A business plan is a written document on the plans, goal, and overall creative vision of the business. It is what you plan to do and how you plan to do it. A Book Business Plan helps you evaluate the possibility of a new book idea in an objective, critical, and unemotional way. It provides an operating plan to assist you in planning your book release realistically and improves your probability for success. But you don’t have to create a boring and complicated business plan. You can take elements of the business plan and apply it to the pre-launch, launch, and post-launch strategy of each book that you write. Your business plan really just needs 7 Basic Elements:

1. Name your book
2. Write a Log-Line for your book
3. Write your book summary
4. Book Marketing Budget
5. Book Marketing Strategy
6. Publishing Timeline
7. Executive Summary (In a business plan, the executive summary is first but it helps to write it last for your book plan.)

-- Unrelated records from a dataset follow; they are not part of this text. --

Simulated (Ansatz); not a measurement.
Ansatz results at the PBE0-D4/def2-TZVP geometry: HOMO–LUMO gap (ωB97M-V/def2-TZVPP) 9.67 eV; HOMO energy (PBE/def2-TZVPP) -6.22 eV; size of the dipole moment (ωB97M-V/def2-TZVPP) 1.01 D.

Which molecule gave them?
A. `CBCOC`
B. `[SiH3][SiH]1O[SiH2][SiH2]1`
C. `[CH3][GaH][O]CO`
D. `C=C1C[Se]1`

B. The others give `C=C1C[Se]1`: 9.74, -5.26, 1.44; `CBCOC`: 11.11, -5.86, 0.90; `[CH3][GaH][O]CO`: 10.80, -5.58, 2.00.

Put Together an Author Media Kit

About 95% of Indie Authors don’t have a media kit which means that you can quickly rise above and stand out from the rest with yours. An Author Media Kit is a major marketing package that helps influencers to learn more about you and your work quickly. It ensures accuracy in news stories, helps people to promote you and your book and is free publicity (beats paid Ads).

7 Key Audiences Who Will Access Your Media Kit

  1. Journalist – Broadcasters, Talk Show Hosts,
  2. Bloggers – Easy access to photos bloggers can use, social media handles
  3. Reviewers— Amazon reviews in your kit
  4. Retailers
  5. Individual Buyers
  6. Event Planners
  7. Anyone Who Wants to Promote you or Your Book

One Key Goal of the Media Kit: Make these people’s job easier. By making their job easy, they are going to promote you and your book.

Purchase Your ISBNs

Get into the habit of purchasing your own ISBNs.

I know there’s a big debate in the Indie Author community concerning whether to purchase an ISBN number. I am not going to get into all of that. You can’t tell people what to do with their money. What I will say is this:

ISBNs are expensive, so I wouldn’t stress out if I can’t get one for every book. But, if you can afford to do so, and if you’ve already created your own company, it looks more professional for you to own your ISBNs and is a level up from what everyone else is doing. With your own ISBNs your name or your company name will be listed as the publisher of your books. As an Independent Publisher with your own ISBN, you can publish under your company name, go to a different printer if you choose, open your own account with major companies and opt for national trade distribution. You can even create your own team of publishing experts.

This post is not about doing what everyone else is doing. This post is about the level-up.

Get Legal

Speaking of ISBNs, get into the habit of legalizing stuff, starting with your name. Legalize your business or Author name. You can create a business name or register your author name as an LLC.

You can file the paperwork easily through Legal-zoom under an LLC, Sole Proprietorship, or S-Corporation (please Google these terms for further understanding on what they are). Or, you can just get a DBA. A DBA is a doing business as name that gives you the opportunity to legally write and conduct business under your author name. This will really give you the feel that you’re in business. You will be able to open a bank account in your business name, acquire a debit card, and do so much more. Sure, you can just set up a PayPal account but having a business bank account will take you to a new level of business. You can even upgrade your PayPal by setting up a business PayPal account that is connected to your business bank account. You can then apply for a PayPal debit card (which is free) which gives you another avenue to access your payments directly from your PayPal account. With a PayPal business account, you can purchase a PayPal Here card reader and accept payments on the go!

Website

Having a website for your author business is one of the most basic but professional things you can do. Even if this is just your blog it helps to have a website where people can access all your work in one place. To learn more about the difference between a blog and an author website and if you need both, see a recent post here.

Your website should be clean, well-organized, and not changing in design every three months. For blog websites, be sure that you have a clear follow button, contact page, about page, and visible social media widgets. Make it easier for people to find and follow you.

Business Cards

Get into the habit of carrying business cards around with you. You never know who you’re going to meet!

The truth is that people throw business cards away so I wouldn’t spend a lot of money on business cards. Keep it simple and professional and give your cards away sparingly. While you may have bookmarks that match your book covers, your regular, standard business cards—the ones you’ll pass out on the go at meetings and bookstores—should be simple, easy to read and clean. It should not have any major designs that distract from the important information, should include your name, business name, phone number, email address, website, and social media handles.

This does not scratch the surface I know, but I hope these basic tips can give you the push you need to put yourself in position to level up your writing career and go from Author to Authorpreneur!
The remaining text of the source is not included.